A second instructor at the University of Michigan has denied writing a letter of recommendation for a student to study abroad in Israel, according to The Washington Post.

On Oct. 1, junior Jake Secker, an economics major and entrepreneurial minor, asked teaching assistant Lucy Peterson to write him a letter of recommendation. Peterson at first committed to writing the letter, only to decline when she learned that Secker wanted to study in Israel.

“Along with numerous other academics in the US and elsewhere, I have pledged myself to a boycott of Israeli institutions as a way of showing solidarity with Palestine,” Peterson wrote. “Please know that this decision is not about you as a student or a person, and I would be happy to write a recommendation for you if you end up applying to other programs.”

Secker met with LSA Associate Social Sciences Dean Rosario Caballo on Oct. 5, where she offered to write him the letter of recommendation and pledged that “some sort of change” would come.

Similarly, on Sept. 5, professor John Cheney-Lippold told junior Abigail Ingber, a Literature, Science and Arts major, that he couldn’t write her the letter because “many university departments have pledged an academic boycott against Israel.”

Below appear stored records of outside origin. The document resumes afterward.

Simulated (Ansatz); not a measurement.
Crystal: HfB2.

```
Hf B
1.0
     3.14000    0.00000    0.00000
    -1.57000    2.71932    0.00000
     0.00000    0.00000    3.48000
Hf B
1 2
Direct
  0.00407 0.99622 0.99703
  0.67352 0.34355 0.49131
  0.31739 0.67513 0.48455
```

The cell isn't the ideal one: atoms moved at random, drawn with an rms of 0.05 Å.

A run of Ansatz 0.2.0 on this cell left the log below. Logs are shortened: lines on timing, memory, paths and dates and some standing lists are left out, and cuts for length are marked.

Anti-Defamation League (ADL) CEO Jonathan Greenblatt said in a statement that the university needs to take action because such academic boycotts “have a chilling effect on Jewish and pro-Israel students on campus.”

“We are strong supporters of academic freedom. Certainly everyone, including professors, has a right to openly express their views of the policies of the elected Israeli government,” Greenblatt said. “But this should not be at the expense of students seeking to broaden their academic experiences.”

Greenblatt added, “These professors indicated they had no problem writing recommendations for students who might study in any other country in the world.  Singling out Israel alone among all the nations of the world as worthy of boycott, according to the State Department working definition, potentially crosses the line from criticism of Israel to anti-Semitism.”

The university has previously said that they are staunchly opposed to an academic boycott of any kind; Rick Fitzgerald, the assistant vice president for public affairs at the University of Michigan told the Post that he couldn’t comment on the matter of Secker without his permission.